Computer Games Tester

Job Description:

Computer games testers play computer games to check they work properly. They find and record problems or bugs.

Job Category:
IT Industry

What you will do:

You’ll work for a games publisher, a games developer, or a testing company. Usually, you’ll work in a team with other games testers.

Your day-to-day duties could include:

  • testing different levels and versions of a game
  • finding the cause of faults and recommending improvements
  • entering each ‘bug report’ on a quality management system
  • comparing the game against other games on the market
  • checking for spelling mistakes in the game and in instruction manuals and packaging.
  • reporting copyright issues like the use of logos
  • checking a game’s accessibility options
  • working under pressure and to deadlines


You’ll need:

  • maths knowledge for understanding programming
  • the ability to use IT systems and software like databases and spreadsheets

As well as:

  • excellent gaming skills and the ability to play for long periods
  • to be thorough and pay attention to detail for finding faults and ‘bugs’
  • analytical thinking skills for software testing
  • the ability to use your initiative (ambition/drive)
  • the ability to come up with new ways of doing things (creative skills)
  • excellent communication skills
  • a good memory
  • complex problem-solving skills for fixing ‘bugs’
Illustration of employee looking at workspace

Entry Requirements:

To become a Computer Games Tester, you don’t typically need specific subjects, as formal education requirements for this entry-level position are often minimal. However, having certain subjects and skills can be beneficial and make you a more attractive candidate for the role. Here are some relevant subjects:

  1. English Language: Strong written and verbal communication skills are important for documenting issues and communicating with the development team about bugs and glitches.
  2. Mathematics (Maths): Basic numeracy skills can be helpful for tasks related to tracking and documenting issues and defects.
  3. Computer Science: While not mandatory, having a basic understanding of computer science concepts can be beneficial. Computer Science or IT courses can provide you with a foundation in technology.

Post School

You can get into this job through:

  • a university course
  • a college course
  • an apprenticeship
  • applying directly

You could do a foundation degree, higher national diploma or degree in:

  • computing
  • games design
  • programming

You could take a college course to help you to get a job as a junior tester.

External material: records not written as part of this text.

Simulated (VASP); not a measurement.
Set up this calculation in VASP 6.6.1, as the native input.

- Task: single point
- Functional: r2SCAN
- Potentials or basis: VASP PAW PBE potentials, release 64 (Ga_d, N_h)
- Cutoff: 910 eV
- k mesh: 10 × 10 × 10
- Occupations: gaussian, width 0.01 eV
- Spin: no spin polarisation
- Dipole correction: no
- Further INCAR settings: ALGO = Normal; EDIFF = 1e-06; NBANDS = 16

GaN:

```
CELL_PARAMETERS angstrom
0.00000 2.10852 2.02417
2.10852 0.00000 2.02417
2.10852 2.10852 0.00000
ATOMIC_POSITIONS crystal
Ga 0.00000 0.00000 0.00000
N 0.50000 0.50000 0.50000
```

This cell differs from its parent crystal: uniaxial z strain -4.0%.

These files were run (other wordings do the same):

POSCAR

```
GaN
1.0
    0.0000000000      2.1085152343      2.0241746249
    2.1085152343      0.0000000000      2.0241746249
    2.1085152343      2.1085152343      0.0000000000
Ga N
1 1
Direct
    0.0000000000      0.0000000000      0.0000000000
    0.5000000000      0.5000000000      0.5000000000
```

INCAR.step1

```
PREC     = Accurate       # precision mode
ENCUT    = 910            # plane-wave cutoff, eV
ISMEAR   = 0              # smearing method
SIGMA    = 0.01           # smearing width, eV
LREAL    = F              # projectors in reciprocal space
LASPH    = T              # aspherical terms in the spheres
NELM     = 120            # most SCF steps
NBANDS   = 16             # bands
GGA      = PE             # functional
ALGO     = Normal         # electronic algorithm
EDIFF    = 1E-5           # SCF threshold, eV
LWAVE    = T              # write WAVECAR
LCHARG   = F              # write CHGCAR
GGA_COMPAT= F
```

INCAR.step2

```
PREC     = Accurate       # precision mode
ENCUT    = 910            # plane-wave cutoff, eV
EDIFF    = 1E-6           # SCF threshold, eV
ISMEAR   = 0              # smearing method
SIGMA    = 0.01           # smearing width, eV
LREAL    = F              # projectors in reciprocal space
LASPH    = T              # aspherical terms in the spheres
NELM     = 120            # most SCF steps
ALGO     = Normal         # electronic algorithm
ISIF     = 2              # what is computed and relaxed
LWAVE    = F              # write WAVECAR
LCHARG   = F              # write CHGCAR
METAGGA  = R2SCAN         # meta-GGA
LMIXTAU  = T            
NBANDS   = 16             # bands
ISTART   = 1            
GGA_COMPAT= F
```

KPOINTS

In the UK courses include:

  • A level in Computing
  • Level 3 Diploma in Creative Media
  • T Level in Digital Production, Design and Development

You could complete a software tester higher apprenticeship.

This typically takes around 24 months to complete as a mix of learning on the job and study.

Direct Application
You could contact games companies about part-time or short-term work experience opportunities.

You’ll need good technical skills and an in-depth understanding of different game platforms and quality assurance processes.

However, your playing skills and knowledge of different platforms and games are more important than qualifications.

Going to games events and joining industry forums are good ways to hear about jobs.

Working Hours and Environment:

Typical hours are around 37-39 a week however, you can work longer hours including evenings, weekends and public holidays.

You could work in a creative studio or in an office.

Career Path & Progression:

With experience, you could become a quality assurance manager or move into games marketing.

With further training, you could become a games designer, animator or developer.